On 12/29/2013 7:45 PM, Jason Resch wrote:



On Sun, Dec 29, 2013 at 6:58 PM, meekerdb <meeke...@verizon.net <mailto:meeke...@verizon.net>> wrote:

    On 12/29/2013 3:49 PM, Jason Resch wrote:



    On Sun, Dec 29, 2013 at 5:42 PM, meekerdb <meeke...@verizon.net
    <mailto:meeke...@verizon.net>> wrote:

        On 12/29/2013 2:08 PM, Jason Resch wrote:



        On Sun, Dec 29, 2013 at 4:51 PM, meekerdb <meeke...@verizon.net
        <mailto:meeke...@verizon.net>> wrote:

            On 12/29/2013 1:28 PM, Jason Resch wrote:



            On Sun, Dec 29, 2013 at 2:25 PM, meekerdb <meeke...@verizon.net
            <mailto:meeke...@verizon.net>> wrote:

                On 12/29/2013 5:56 AM, Bruno Marchal wrote:

                On 28 Dec 2013, at 22:23, meekerdb wrote:

                On 12/28/2013 4:09 AM, Bruno Marchal wrote:
                For a long time I got opponent saying that we cannot generate
                computationally a random number, and that is right, if we want
                generate only that numbers. but a simple counting algorithm
                generating all numbers, 0, 1, 2, .... 6999500235148668, ...
                generates all random finite incompressible strings,

                How can a finite string be incompressible? 6999500235148668 in 
base
                6999500235148669 is just 10.

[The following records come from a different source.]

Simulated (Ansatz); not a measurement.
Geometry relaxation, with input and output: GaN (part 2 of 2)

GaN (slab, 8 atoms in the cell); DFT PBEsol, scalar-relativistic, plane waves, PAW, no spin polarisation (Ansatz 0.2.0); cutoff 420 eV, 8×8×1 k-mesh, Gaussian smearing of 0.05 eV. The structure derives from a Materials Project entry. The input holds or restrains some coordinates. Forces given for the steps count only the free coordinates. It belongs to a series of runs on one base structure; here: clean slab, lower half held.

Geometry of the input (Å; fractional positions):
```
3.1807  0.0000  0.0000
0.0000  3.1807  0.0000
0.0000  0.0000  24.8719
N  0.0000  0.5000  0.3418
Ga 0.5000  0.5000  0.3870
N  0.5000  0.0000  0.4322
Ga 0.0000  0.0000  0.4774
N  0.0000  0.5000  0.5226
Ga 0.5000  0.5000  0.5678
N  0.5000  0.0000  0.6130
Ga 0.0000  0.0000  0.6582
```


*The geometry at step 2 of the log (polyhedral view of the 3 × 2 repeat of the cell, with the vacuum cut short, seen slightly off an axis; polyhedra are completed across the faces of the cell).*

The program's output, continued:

                You can define a finite string as incompressible when the 
shorter
                combinators to generate it is as lengthy as the string itself.
                This definition is not universal for a finite amount of short
                sequences which indeed will depend of the language used (here
                combinators).

                Then you can show that such a definition can be made universal 
by
                adding some constant, which will depend of the universal 
language.

                It can be shown that most (finite!) numbers, written in any 
base,
                are random in that sense.

                Of course, 10 is a sort of compression of any string X in some 
base,
                but if you allow change of base, you will need to send the base 
with
                the number in the message. If you fix the base, then indeed 10 
will
                be a compression of that particular number base, for that 
language,
                and it is part of incompressibility theory that no definition 
exist
                working for all (small) numbers.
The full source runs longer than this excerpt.